Data, trends, opinions, and wild guesses

Sunday, January 26, 2025 9:16 AM
Photo:  Shutterstock
  • Commercial Casinos
  • Ken Adams, CDC Gaming

Deutsche Bank analyst Carlo Santarelli is the go-to guy in gaming these days. His opinions on the Las Vegas Strip and such big corporations as Las Vegas Sands, MGM Resorts, Wynn Resorts, Boyd Gaming, Churchill Downs, Penn Entertainment, and Caesars Entertainment are followed closely by investors, other analysts, and the corporations themselves. Santarelli is the modern-day 21st-century version of Jason Ader.

Ader was the 1990s guy. Like Santarelli, Ader followed gaming closely and offered opinions that were ultimately quotable. Ader’s opinions also caught the attention of operators who thought Ader understood the gaming industry better than most. He parlayed that position into other opportunities in the industry. Later, he became a major investor and is still on the fringes of the industry in some investments.

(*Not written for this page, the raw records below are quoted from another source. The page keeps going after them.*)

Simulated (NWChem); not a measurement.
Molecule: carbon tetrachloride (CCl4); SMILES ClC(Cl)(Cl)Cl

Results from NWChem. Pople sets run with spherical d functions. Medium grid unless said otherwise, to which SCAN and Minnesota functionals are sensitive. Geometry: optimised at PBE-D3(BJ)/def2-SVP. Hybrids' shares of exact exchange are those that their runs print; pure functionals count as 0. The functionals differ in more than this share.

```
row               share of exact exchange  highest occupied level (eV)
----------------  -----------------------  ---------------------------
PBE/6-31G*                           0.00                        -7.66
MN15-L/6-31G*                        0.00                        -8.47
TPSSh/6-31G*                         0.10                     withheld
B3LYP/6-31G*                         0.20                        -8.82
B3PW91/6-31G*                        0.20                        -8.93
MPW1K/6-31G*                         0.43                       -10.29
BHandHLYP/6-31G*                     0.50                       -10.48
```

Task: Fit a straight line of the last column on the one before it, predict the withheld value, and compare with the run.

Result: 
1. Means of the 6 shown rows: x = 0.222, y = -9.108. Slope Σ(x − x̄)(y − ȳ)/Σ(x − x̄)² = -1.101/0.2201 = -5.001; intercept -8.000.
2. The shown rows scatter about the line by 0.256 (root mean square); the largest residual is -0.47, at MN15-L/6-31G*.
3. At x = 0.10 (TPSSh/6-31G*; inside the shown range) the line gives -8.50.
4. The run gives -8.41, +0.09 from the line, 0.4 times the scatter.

Santarelli is still a working analyst. He joined Deutsche Bank in 2011 after seven years with another firm. His focus has always been gaming. The industry needs smart well-educated observers to help it see the trends in the midst of a confusing mass of detail.

A friend of mine was a mathematician in his youth. After getting a degree in mathematics in London, he came to the United States and obtained an accounting degree. While working as an intern in a casino, he decided the industry was tailor-made for him. My friend said it was an industry built around statistics, but few people understood statistics. Now with big data sets, player-tracking systems, and artificial intelligence, the industry has more sophisticated statistical ability, but it still struggles to make sense of the jumble of data.

In one of Santarelli’s latest notes, he tackled regional gaming. Unlike most of us, Santarelli has a very large database. He took that data and analyzed a 10-year period for 80 casinos, covering Iowa, Louisiana, Maine, Michigan, Maryland, Missouri, Ohio, Pennsylvania, and West Virginia. Two states had experienced “meaningful growth,” while the rest struggled to keep their head above water, especially when revenue is adjusted for inflation. And when Ohio was removed, the entire group was down 0.2 percent over the 10-year period.

Santarelli tried to factor out competition, but he could not ignore the impact of igaming and I would add mobile sports wagering since 2018. That analysis is the broadest scope I have ever seen in a career of attempting to identify trends. Looking for the trends has been a part of my life for over 30 years. After Nevada’s November gaming revenue figures were published, a reporter from the Reno Gazette-Journal called me. In the old days, I got a call like that every month, but there is a trend in reporting; all major news outlets have reduced or eliminated their coverage of gaming, except the Las Vegas Review-Journal and The Nevada Independent.

Anyway, Jason Hidalgo from the Gazette-Journal wanted a quote on the Reno numbers. Reno was down in November from 2023. The usual cast of characters could be called up: special events, weather, hold, and the less favorable calendar. But the truth lies deeper and not just in November 2024. Reno is no longer the major casino resort it once was. Thirty-five years ago, Reno was one of the leading casino destinations in the country. It trailed Las Vegas and Atlantic City, but in 1990 nowhere else was equivalent.

However, 1990 was the beginning of the expansion of legalized gaming that has led to an industry that today generates $70 billion a year in revenue. That is just the conventional commercial gaming. On top of that, the Indian-gaming industry generates another $40 billion. That $110 billion in gaming revenue did not exist in 1990; Reno was a big fish in a little pond. Indian gaming in particular has come to dominate the landscape in Reno’s feeder markets. You cannot understand the numbers in Reno without having a sense of the competition it faces.

And that is my point. The gaming industry needs the likes of Carlo Santarelli. He sees a bigger picture and a deeper picture. In his last analysis, he looked at a wide area over a long period of time. Others rarely do that. Local commentators look from month to month, or at most from one year to the next. Wall Street is notoriously shortsighted, looking at a quarter at a time. Worse, the intense focus of the investment community on a quarter at a time forces management teams to do the same thing. It might be better to use a decade model when analyzing, planning, and investing. And not just for gaming companies. Many industries would benefit from a long perspective.